How They Let Dord Into the Dictionary
Category: Linguistic Quirks 15th May 2026
Listen: dictionaries are supposed to be the grammar police, solemn and sensible, like judges in tweed. So imagine the national word bible accidentally printing a word that never existed, then letting it live there for more than a decade. That is the splendidly daft tale of 'dord'.
In the 1930s, an editor compiling index cards misread an entry. Someone had scribbled 'D or d' as an abbreviation indicating that the letter D might be used as a symbol for density. The spacing looked like a single mysterious word: dord. Rather than toss the card back into the pile and mutter something choice about handwriting, the dictionary team filed it as if it were legitimate vocabulary.

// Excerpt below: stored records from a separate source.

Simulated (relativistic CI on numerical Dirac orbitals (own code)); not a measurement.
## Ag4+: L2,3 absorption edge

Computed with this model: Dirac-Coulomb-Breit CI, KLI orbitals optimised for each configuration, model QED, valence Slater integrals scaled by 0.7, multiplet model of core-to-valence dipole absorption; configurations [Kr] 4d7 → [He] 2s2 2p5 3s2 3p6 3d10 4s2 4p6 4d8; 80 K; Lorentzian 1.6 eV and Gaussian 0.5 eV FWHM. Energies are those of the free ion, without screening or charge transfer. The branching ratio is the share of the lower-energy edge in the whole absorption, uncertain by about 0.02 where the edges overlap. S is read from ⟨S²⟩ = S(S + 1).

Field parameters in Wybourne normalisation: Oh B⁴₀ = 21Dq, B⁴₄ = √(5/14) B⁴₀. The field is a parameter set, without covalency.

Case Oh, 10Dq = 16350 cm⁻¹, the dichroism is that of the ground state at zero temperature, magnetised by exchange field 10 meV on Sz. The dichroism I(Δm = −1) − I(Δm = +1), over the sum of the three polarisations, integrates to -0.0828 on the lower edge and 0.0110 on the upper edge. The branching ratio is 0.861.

So 'dord' appeared in Webster's New International Dictionary as a noun meaning density. It was, in the strictest sense, a ghost word: born from a typographical or clerical mistake and haunting the pages of a respected reference work. It lingered for years because the dictionary was compiled from piles of paper slips and proofreaders believed the entries were researched words, not optical illusions born of bad penmanship.
The error was eventually discovered and excised, but not before 'dord' enjoyed a run of infamy that lexicographers still relish telling. The episode is not merely comic; it exposes how much human labour sits behind our 'authoritative' lists of words. Slides, slips, and indecipherable handwriting can conspire to create linguistic spectres.
People think words arrive by divine inspiration or street slang; sometimes they arrive because someone misread a biro. These ghost words are smaller cousins to urban myths about dictionaries inventing language. They also remind you that language is a human project, fallible and exuberant. If that does not make you feel better about your own typos, I do not know what will-apart from perhaps a stiff coffee and the comforting knowledge that even the guardians of words can be outwitted by a badly placed space.